Perhaps one of the most important aspects needed to determine when reading a novel is identifying who the characters are. However, introducing a character is not as simple as it sounds. David Lodge emphasizes the complexity of introducing a character in one of his chapters from “The Art of Fiction”. The points made by David Lodge become very apparent when reading Paradise of the Blind.
David Lodge starts his chapter by providing a passage from “Goodbye to Berlin” to give readers an idea how to introduce a character. David Lodge explains that introducing a character depends on the role of the character being introduced; for example, they could flat, minor, or major characters (Lodge 67). Lodge mentions that the most common way to introduce a character in older fiction is by providing a physical description and giving a biographical summary (68).Although in in modern fiction, the author usually chooses to develop the character throughout the story (69). In modern fiction, the author usually explains the characters actions to let the readers observe the characters sense of personality.
In Paradise of the Blind, the author, Duong Thu Huong begins the story by providing a description on the dressing attire and their obvious body attributes. The very first character introduced is Madame Vera. The author mentions her “enormous old head” and her “cheap perfume”. Later, the readers meet Hang, who is also the main character and narrator. Hang begins the story stating that she is ill and that she walks like a hunchback wearing a very baggy shirt and that it isn’t necessary for her to look good because there are no men who would care to stare. In these two instances, it is obvious that the technique of older fiction is being used due to the describing of character physical appearances.

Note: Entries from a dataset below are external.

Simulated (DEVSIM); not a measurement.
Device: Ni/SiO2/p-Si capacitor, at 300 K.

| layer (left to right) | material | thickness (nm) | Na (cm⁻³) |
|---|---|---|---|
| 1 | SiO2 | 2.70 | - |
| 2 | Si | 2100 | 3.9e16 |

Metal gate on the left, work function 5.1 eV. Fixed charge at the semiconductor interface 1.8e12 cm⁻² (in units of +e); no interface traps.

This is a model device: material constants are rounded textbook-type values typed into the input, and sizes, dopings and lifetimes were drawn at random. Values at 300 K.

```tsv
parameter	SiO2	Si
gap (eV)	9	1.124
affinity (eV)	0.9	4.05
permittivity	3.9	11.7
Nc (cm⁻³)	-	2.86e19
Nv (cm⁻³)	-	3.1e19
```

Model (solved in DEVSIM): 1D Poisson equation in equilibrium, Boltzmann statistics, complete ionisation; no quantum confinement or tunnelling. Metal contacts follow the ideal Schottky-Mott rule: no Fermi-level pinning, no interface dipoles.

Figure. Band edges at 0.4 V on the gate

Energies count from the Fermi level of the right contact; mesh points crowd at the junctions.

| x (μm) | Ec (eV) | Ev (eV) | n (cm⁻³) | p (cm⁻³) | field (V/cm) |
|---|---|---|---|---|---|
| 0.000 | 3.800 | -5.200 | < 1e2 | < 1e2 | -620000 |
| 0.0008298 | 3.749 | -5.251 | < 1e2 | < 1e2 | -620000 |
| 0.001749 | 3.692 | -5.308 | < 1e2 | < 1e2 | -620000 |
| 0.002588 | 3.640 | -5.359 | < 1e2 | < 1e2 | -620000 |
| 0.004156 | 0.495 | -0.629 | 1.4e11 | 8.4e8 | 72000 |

As the novel progresses, characters in this novel begin to establish themselves more and more. Hang’s personality is developed throughout the novel. She gives the readers glimpses of what she feels and thinks. For example, in the first chapter, Hang stays silent multiple times when being in a conversation with her roommate. This builds up to the characters thoughts and contemplations. Other major characters such as the Aunt Tam and Hang’s mother, Que are being introduced throughout the entire story. With these introduced characters, certain aspects begin to factor into the play, such as jealousy and influence. In chapter 4, Hang states “Since Aunt Tam had come into our life, Mother had stopped doting on me and calling her ‘dear child.’ She had become distant and reserved”. This novel also brings up the idea and mindset of male dominance with certain characters. Uncle Chinh mentions a remark on his sister Que, stating “I cannot have a lousy street vender for a sister”. In this moment of the novel, Uncle Chinh expresses the disgrace in his own family due to their occupation, for he was once a leader in his village that was highly praised.